Fanatical edge
Our current state of fear and instability is in part founded on the very technologies once touted as bringing peoples together, writes
Azmi Ashour*
There is a lot in common between Afghanistan of the 1980s and Iraq of the opening years of this century. Afghanistan was a holy war, with the Soviets deemed ungodly occupiers. Afghanistan was a rallying cry for the Arab and Muslim world. Back then, the young needed a cause, and the tide of Nasserism was ebbing. Afghanistan became a magnet for the young who saw themselves as religious worriers rather than what they really were: pawns in an international power game.
The same thing is happening in Iraq today. A land is occupied, and the occupier is a superpower. Once again, religious sentiments are being rallied to the cause. Once again, there is glory to be made and heaven to be reached towards. Just as the Soviets were called ungodly in Afghanistan, the Americans are being portrayed as infidels in today's Iraq. Droves of would-be jihadists are drawn to the scene like moths to the flame, and the repercussions are uncannily similar.
Afghanistan gave us a generation of jihadists, the ones that were later dubbed the Arab Afghans. Many were young men who made a career fighting in Afghanistan and later on returned to their countries to do what they did best. The Arab Afghans turned against their own societies, launching one murderous wave of terror after another. Interestingly, the terror they launched gave the US reason to wage war again in this region. The US used the very demons it created to further its political goals. In both Afghanistan and Iraq, the Americans fought against former friends; people that it had sponsored at one time in the past. The Arabs who fought in Afghanistan, Saddam Hussein and his men, all had worked for the Americans or at least cooperated closely with them. The US used them first as pawns then as target practice.
As facts became twisted, the image of our region was reinvented and ultimately distorted. The very people who fomented fanaticism in our midst blamed us for it. After 9/11, the international scene shifted, and the power games became more diffused, more tenuous. Individuals and illegitimate organisations surged in importance, and were often able to challenge the power of the state. All they needed to do was blow up something or slaughter enough people. Once they did enough damage, the media turned them into major players.

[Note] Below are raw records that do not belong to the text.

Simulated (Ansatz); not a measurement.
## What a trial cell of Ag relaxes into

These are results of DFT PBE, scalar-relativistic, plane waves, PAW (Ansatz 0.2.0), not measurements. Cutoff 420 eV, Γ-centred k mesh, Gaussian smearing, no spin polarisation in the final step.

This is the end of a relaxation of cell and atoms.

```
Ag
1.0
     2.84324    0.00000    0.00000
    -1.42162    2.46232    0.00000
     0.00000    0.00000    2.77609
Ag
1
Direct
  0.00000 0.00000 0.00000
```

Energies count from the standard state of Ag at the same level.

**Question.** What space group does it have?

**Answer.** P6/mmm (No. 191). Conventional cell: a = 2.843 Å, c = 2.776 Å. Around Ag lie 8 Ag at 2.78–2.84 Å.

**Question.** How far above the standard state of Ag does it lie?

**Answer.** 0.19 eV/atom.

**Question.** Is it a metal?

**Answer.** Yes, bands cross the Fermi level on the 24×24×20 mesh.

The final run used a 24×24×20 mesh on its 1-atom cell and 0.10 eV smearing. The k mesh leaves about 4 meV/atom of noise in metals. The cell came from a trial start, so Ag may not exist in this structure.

There has been mayhem in earlier wars, but never so widely publicised. The tremendous achievements of modern communication technologies have combined with the ruthlessness of extremists to give the world a new taste of horror. Anyone in a position to inflict some damage on the Americans became a hero. That was when fanaticism became more rewarding than enlightenment. That was where fanaticism had the edge.
* The writer is managing editor of the quarterly journal Al-Dimoqrateya published by Al-Ahram.